Key Facts & Information

Overview Mathematicians are part of an ancient tradition of searching for patterns, conjecturing, and figuring out truths based on rigorous deduction. Some mathematicians focus on purely theoretical problems, with no obvious or immediate applications, except to advance our understanding of mathematics, while others focus on applied mathematics, where they try to solve problems in economics, business, science, physics, or engineering.
Key Requirements Excellent spatial, analytical, and abstract-thinking skills, along with the ability to communicate with a variety of scientists and engineers
Minimum Degree Bachelor's degree
Subjects to Study in High School Physics, computer science, geometry, algebra II, pre-calculus, calculus, English; if available, statistics
Median Salary
U.S. Mean Annual Wage
Min Wage
Projected Job Growth (2014-2024) Much Faster than Average (21% or more) In Demand!
  • Read this interview to meet Karen Amanda Yeats who loves theoretical mathematics.
  • MIT professor Kiran Kedlaya is a mathematician, a juggler, a singer, a bicyclist, and a photographer, but most of all, he is a puzzler.
  • Read this interview to meet Dr. Bonita Saunders, an applied mathematician who is working to solve problems in science and engineering, and who also enjoys teaching math to students of all ages.
  • Meet Andrew Wiles, the man who solved Fermat's Last Theorem.
Related Occupations
  • Cost estimators
  • Compensation, benefits, and job analysis specialists
  • Insurance underwriters
  • Operations research analysts
  • Statisticians
  • Mathematical technicians
  • Statistical assistants
  • Traffic technicians
Source: O*Net

Training, Other Qualifications

A PhD degree in mathematics usually is the minimum educational requirement for prospective mathematicians, except in the federal government.

Education and Training

In the federal government, entry-level job candidates usually must have at least a bachelor's degree with a major in mathematics, or 24 semester hours of mathematics courses. Outside the federal government, bachelor's degree holders in mathematics usually are not qualified for most jobs, and many seek advanced degrees in mathematics or a related discipline.

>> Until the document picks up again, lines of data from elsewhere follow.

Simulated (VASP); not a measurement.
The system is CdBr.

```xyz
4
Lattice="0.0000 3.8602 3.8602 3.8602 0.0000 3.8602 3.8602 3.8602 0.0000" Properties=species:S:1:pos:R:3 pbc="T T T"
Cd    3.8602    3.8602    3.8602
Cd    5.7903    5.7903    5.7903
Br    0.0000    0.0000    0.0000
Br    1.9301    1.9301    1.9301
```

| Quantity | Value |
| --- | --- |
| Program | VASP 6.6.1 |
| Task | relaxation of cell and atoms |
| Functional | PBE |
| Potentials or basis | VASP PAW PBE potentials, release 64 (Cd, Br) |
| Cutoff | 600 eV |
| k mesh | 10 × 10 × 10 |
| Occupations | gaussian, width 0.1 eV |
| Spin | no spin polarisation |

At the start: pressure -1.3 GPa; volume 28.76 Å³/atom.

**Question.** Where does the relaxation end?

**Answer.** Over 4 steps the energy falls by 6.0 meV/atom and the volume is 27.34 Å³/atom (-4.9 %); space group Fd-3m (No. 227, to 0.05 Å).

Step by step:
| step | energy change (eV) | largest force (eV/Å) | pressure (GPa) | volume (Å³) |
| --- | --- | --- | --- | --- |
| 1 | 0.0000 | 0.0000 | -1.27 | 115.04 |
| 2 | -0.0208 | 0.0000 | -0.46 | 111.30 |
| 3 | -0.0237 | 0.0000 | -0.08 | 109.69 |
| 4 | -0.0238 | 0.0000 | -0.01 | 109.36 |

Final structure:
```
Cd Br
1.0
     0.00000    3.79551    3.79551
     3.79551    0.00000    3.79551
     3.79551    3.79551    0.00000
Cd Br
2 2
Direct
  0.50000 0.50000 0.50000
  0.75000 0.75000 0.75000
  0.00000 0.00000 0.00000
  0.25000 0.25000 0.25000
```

Most colleges and universities offer a bachelor's degree in mathematics. Courses usually required for this degree include calculus, differential equations, and linear and abstract algebra. Additional courses might include probability theory and statistics, mathematical analysis, numerical analysis, topology, discrete mathematics, and mathematical logic. Many colleges and universities advise or require students majoring in mathematics to take courses in a closely related field, such as computer science, engineering, life science, physical science, or economics. A double major in mathematics and another related discipline is particularly desirable to many employers. High school students who are prospective college mathematics majors should take as many mathematics courses as possible while in high school.

In private industry, candidates for mathematician jobs typically need a PhD, although there may be opportunities for those with a master's degree. Most of the positions designated for mathematicians are in research and development laboratories, as part of technical teams.

In 2007, there were more than 300 graduate programs, offering both master's and doctoral degrees, in pure or applied mathematics around the country. In graduate school, students conduct research and take advanced courses, usually specializing in a subfield of mathematics.

Other Qualifications

For jobs in applied mathematics, training in the field in which mathematics will be used is very important. Mathematics is used extensively in physics, actuarial science, statistics, engineering, and operations research. Computer science, business and industrial management, economics, finance, chemistry, geology, life sciences, and behavioral sciences are likewise dependent on applied mathematics. Mathematicians also should have substantial knowledge of computer programming, because most complex mathematical computation and much mathematical modeling are done on a computer.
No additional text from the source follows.